Jul 28, 2021 Letters
They say little things mean a lot and in a polarised society where things like race, religion and even colours for national events have a deep meaning. Like others, I was taken back and surprised that uniforms worn by the Guyana Olympic team at the opening ceremony in Japan was predominantly red.
The Minister of Culture and the Ministry, apart from making a strong political response, claim that the Ministry had nothing to do with the choice of colours for the Guyana Olympic team uniform. I am a little surprised that the Minister and the Ministry, which has shown a proclivity to be involved in sometimes minute details, claims to be unaware of the colours of the Guyana delegation’s uniform. As a matter of both curiosity and courtesy, the Ministry should have, as a routine, ask to see the uniform which would identify Guyana to the rest of the world.
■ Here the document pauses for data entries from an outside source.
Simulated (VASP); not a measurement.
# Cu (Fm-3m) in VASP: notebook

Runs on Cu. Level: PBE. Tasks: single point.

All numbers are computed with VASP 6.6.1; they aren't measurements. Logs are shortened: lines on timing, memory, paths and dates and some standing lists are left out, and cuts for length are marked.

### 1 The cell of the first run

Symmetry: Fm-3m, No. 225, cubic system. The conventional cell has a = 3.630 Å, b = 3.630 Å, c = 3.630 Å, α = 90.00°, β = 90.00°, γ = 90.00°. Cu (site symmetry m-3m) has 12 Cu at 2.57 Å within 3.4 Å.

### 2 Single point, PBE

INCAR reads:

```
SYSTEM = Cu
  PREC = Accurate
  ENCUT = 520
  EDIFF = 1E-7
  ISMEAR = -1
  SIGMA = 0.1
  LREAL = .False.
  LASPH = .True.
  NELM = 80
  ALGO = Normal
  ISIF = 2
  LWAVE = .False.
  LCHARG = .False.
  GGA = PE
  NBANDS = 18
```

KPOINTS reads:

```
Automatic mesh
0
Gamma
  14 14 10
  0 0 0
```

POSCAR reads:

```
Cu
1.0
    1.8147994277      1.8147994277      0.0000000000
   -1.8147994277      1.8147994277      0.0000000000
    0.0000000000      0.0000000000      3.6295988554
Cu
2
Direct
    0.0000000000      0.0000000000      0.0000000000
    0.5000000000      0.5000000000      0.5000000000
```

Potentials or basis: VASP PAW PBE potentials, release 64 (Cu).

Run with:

The Minister, in a very robust reply, says this was entirely a matter for the Guyana Olympic Association. This is strange but the Minister is an honourable man, and we must believe him. The Minister, obviously with little knowledge of our history and our culture, goes on to criticise the PNC-led coalition for flaunting green and yellow during its incumbency. I wish to state the following. First, back in the days of the PNC, when the PPP was then in office, in the late 50’s early 60’s, I recall a discussion at Congress Place, which included Joseph Ganga Ramson who was the party’s Finance Manager. He did not accept the idea that the party should be identified by a single colour.
Indeed, when the Party Flag design was accepted, it was red, green and black with the Palm Tree in a circle in the centre. Young Ramson ought to know that red has always been a favourite colour of the People’s Progressive Party – the fact, that it got them in hot water during the Cold War is, of course, another matter. Red before and after the Cold War is associated with the Red Army in China and the Soviet Union. Mr. Ramson, as Minister of Culture should also know that long before Independence under the British, green and gold were features that characterised British Guiana.
Recall scout jamborees, when sea scouts and land scouts met, we sang lustily “DEMERARA, oh DEMERARA, you betta clear the way leh we pass, for when you see DEMERARA in she royal green and gold, you betta clear the way leh we pass.” In those pre- and post-World War II days, the whole of British Guiana was better known as DEMERARA. In fact, in Europe, North America and the West Indies, we were known as Demerarians not British Guianese. The fact is that when David Granger became Leader of the PNC and later President, he developed an attraction for green. This was not new.
The words of our National Anthem written by an English man, Reverend Archibald Leonard Luker, in the second stanza, states “ Green land of Guyana, our heroes of yore, Both bondsmen and free.” I hope the Minister on State occasions as every patriot should know these words and would sing them lustily.
When Reverend Luker wrote the meaningful words of the National Anthem, there were no concern for any political grouping, but he merely described our country in a similar manner that it was referred to long before any of our political parties was established. Green has always been the dominant colour associated with Guyana, and certainly not red. Therefore, to have a uniform with no green to represent Guyana is to add insult and to ignore our forest and agricultural resources.
I am disappointed that the Honourable Minister seems to know so little of our history in an area that falls within his portfolio, that he clumsily associates green with a current political group. The Minister should, instead, seek an explanation from the Olympic Association why, for the first time, our Olympic team should wear red as a dominant colour.
Finally, the Minister ought to know that he is doing a great disservice to this and succeeding generations by mutilating our country’s culture and ignoring our history. Is this part of a process to rewrite Guyana’s history? I hope this be not the case.